The United Nations was the target of a hacking operation that included complex cyberattacks on its human rights offices in Geneva and Vienna. That's according to a confidential U.N. document leaked to The New Humanitarian news agency.
The attacks reportedly began in July 2019, with hackers compromising dozens of U.N. servers. IT officials issued reports flagging the vulnerabilities, but U.N. spokesperson Stéphane Dujarric said the agency had kept the breach quiet because the "nature and scope of the incident could not be determined."
On Wednesday, Dujarric said the agency took "comprehensive" action to address the attacks, which he described as a "serious" hack of "core infrastructure components" at both offices. When asked about an alleged cover-up and the possibility that "sensitive humanitarian and human rights data" had been stolen, Dujarric told reporters that attempted strikes against "UN IT infrastructure happen often."

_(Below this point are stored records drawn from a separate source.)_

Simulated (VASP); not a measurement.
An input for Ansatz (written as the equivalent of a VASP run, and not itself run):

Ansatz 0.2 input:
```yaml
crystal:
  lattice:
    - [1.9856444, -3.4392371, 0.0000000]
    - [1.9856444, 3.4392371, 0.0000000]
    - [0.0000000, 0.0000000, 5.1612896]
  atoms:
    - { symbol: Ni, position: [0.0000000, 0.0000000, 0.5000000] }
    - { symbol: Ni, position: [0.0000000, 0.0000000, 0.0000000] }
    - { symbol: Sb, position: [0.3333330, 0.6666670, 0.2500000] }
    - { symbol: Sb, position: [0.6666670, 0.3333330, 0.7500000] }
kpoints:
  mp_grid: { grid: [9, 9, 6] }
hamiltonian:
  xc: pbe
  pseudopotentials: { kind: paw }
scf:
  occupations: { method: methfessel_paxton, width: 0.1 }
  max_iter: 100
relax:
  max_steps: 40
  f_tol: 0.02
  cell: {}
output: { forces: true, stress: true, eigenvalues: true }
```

Dujarric said: "Attempts are made regularly. The server that you are referring to was part of a development environment and contained non-sensitive test data from two development servers used for web application. People who needed to be notified were notified."
Dujarric said the U.N. had not yet been able to pinpoint "any specific potential attacker" but the hack appeared to be "a well sourced attack."
Jake Williams is the founder of Rendition Infosec, a cybersecurity firm. He said the attacks appeared to have been an "espionage operation" based on "the relatively small number of machines that were compromised."
Williams said: "That, combined with the three different active directory domains that were compromised, is highly suggestive of an espionage operation, where the attackers are looking for some very specific data on very specific machines, rather than trying to do a 'carpet bombing' of the entire domain."
According to a senior U.N. IT official who spoke to The New Humanitarian, an estimated 400 gigabytes of data could have been downloaded. The official said, "Once you've got privileged access, you've got into everything."